Dale Watson, Call Me Lucky (Compass Records)

You can’t fault Dale Watson’s credibility as a rock-ribbed country traditionalist. Born into poverty, on the road at 14, owner of not one but two honky-tonks, he even drives a truck every once in a while—not some suburban Ford F-150, either, but an actual commercial rig. So if he seems like he’s just stepped out of the mist from six decades ago, it’s genuine. Some folks just speak honky-tonk naturally, like a language. Or maybe it just spoke to him.
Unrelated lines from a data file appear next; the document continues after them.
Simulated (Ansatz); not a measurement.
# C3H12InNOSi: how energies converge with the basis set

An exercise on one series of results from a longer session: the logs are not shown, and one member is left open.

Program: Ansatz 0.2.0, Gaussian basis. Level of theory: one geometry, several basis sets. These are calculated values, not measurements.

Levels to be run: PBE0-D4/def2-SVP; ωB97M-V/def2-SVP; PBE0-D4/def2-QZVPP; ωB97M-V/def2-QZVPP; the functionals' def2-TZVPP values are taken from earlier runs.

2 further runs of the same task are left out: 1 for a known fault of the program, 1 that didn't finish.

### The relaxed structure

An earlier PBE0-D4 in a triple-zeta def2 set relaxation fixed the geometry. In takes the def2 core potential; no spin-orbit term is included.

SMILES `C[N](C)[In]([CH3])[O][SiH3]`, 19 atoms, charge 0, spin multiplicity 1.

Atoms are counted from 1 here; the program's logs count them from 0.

Dale Watson, Call Me Lucky (Compass Records)An Austin guitar slinger with a rich, deep voice—he wields Johnny Cash’s stark honesty with a growl that sounds like it crawled out from under Sam Elliott’s mustache—Dale sure sounds like a country outlaw. But when he keeps protesting that he’s a bad man who’ll only bring you down with him, he just seems like an old romantic protecting his battered heart, like in the literal and figurative ambivalence of “You Weren’t Supposed to Feel This Good.” He plays guitar like a Texan but can groove like a Memphian; most of the arrangements here are right out of the Tennessee Two playbook (drummer W.S. Holland is even on a few tracks), and he recorded all these songs at the legendary Sun Studios to get that patented slapback echo. But he’s equally fluent in Country Swing (“Tupelo Mississippi & a ‘57 Fairlane”), Texas shuffles (“Inside View”) and near-rockabilly (“David Buxkemper,” about a farmer fan). He calls his style “Ameripolitan,” which is ironic because “Countrypolitan” is the movement that started to put pop into country way back in the ’60s. Dale Watson, once again, is busy taking it back out.